Introduced April 17, 2025 by Ted Lieu · Last progress April 17, 2025
The bill makes a major federal investment to expand, target, and coordinate housing and supportive services for people experiencing or at risk of homelessness—especially seniors, people with disabilities, tribal communities, and other vulnerable groups—but does so at substantial fiscal cost and with implementation, capacity, market, and design risks that could delay delivery or shift limited resources away from other needs.
Low-income renters, homeless people, and people at risk of homelessness gain large new, sustained federal funding to build and preserve affordable housing (e.g., a $45B/year Housing Trust Fund plus multi‑billion PBRA/ESG/CoC authorizations).
Up to ~1,000,000 households (over time) — including SSI recipients and extremely low-income families — gain expanded tenant‑based vouchers and an entitlement pathway after 5 years, increasing housing affordability and long‑term stability for beneficiaries.
Seniors and people with disabilities receive substantially expanded supportive housing resources (Section 202/811 funding, service coordinators, and prioritized rental assistance), improving long‑term housing stability and access to services.

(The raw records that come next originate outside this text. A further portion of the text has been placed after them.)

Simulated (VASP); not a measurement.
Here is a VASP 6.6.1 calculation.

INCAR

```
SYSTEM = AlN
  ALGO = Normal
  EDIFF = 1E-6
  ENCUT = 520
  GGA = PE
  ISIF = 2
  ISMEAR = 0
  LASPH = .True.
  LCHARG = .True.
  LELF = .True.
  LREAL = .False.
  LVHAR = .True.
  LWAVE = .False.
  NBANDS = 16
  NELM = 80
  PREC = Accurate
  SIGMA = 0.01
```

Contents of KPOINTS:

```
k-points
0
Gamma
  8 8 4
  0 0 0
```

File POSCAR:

Taxpayers face large new and sustained federal spending authorizations and open‑ended 'such sums as may be necessary' language, increasing budgetary pressure and potential deficits or the need for offsets.
HUD, public housing agencies, states, tribes, and local nonprofits may be strained by implementation demands, increased reporting, and oversight needs, risking delays in delivering housing and services.
Expanding priority populations, entitlement after 5 years, and multiple set‑asides could shift limited housing resources and long‑term obligations away from some low‑income renters or reduce future policy flexibility.
Based on analysis of 8 sections of legislative text.
Massively expands federal housing and homelessness funding—authorizes billions for trust funds, supportive housing, millions of vouchers, PBRA, and a new safe-parking grant program.
Authorizes a large, multi-year expansion of federal housing and homelessness assistance, including massive new funding for the Housing Trust Fund, major one-time FY2025 infusions for supportive housing for seniors and people with disabilities, a large multi-year increase in tenant-based Housing Choice Vouchers, additional project-based rental assistance, and a new federal safe-parking grant program for people living in vehicles. Sets definitions for targeted populations (including those “at risk of homelessness” and “justice system–involved”), creates prioritization and selection rules for voucher allocations, and directs HUD to administer technical assistance and oversight for the expanded programs.